Regarding Orbit's sprinklers, Wardle noted, "The majority of people that are buying the smart sprinkler timer are replacing a working, perfectly good sprinkler timer." They're not just waiting for their old model to break down, but seeking out smarts for their timer.
Chris Klein, the CEO of Rachio, agreed. "Look at the aisle of Home Depot or Lowe's," he said. "It's just dominated by internet connected controllers. It's literally becoming the standard."

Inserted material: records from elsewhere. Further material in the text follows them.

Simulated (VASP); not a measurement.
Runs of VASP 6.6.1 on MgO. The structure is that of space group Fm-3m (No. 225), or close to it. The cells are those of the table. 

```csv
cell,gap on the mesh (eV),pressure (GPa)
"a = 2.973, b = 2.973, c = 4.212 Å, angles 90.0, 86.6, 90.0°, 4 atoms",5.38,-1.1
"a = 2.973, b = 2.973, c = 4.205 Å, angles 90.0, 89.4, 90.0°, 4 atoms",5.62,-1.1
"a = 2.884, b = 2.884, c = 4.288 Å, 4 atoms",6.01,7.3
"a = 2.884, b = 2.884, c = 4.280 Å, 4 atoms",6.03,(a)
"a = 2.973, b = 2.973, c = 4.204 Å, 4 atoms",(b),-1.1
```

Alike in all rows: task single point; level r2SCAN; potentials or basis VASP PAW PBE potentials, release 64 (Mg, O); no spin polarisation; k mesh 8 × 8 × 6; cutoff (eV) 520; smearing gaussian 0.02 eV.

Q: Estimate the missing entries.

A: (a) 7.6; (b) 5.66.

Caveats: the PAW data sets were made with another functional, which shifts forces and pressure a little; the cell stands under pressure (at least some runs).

Klein mentioned "tech gurus" that want to make their home smart as fast as possible, but noted "That's still the base, but as things like drought influence outdoor water use and make conservation more of a purposeful activity, you're gonna see a new persona kind of come in and that's kind of what we're seeing from our consumer insights."
After reviewing a couple of models, including the Rachio and Orbit sprinklers, I can attest that everyone who has a sprinkler system can benefit from a smart sprinkler. While old-fashioned control panels can be tedious to operate, smart controllers let you manage your sprinklers from an app on your phone.
The best ones can accurately do the scheduling work for you and monitor the weather over Wi-Fi, so you don't even have to manage your sprinklers if you don't want to. Plus, they can save you water by watching the weather and smartening up your watering routine, so if you have a sprinkler system, you stand to be paid back for your initial investment in the controller upgrade.
Smart sprinklers seem to have flourished while plant sensors faltered by offering a clear benefit and a polished user experience to a specific group of consumers.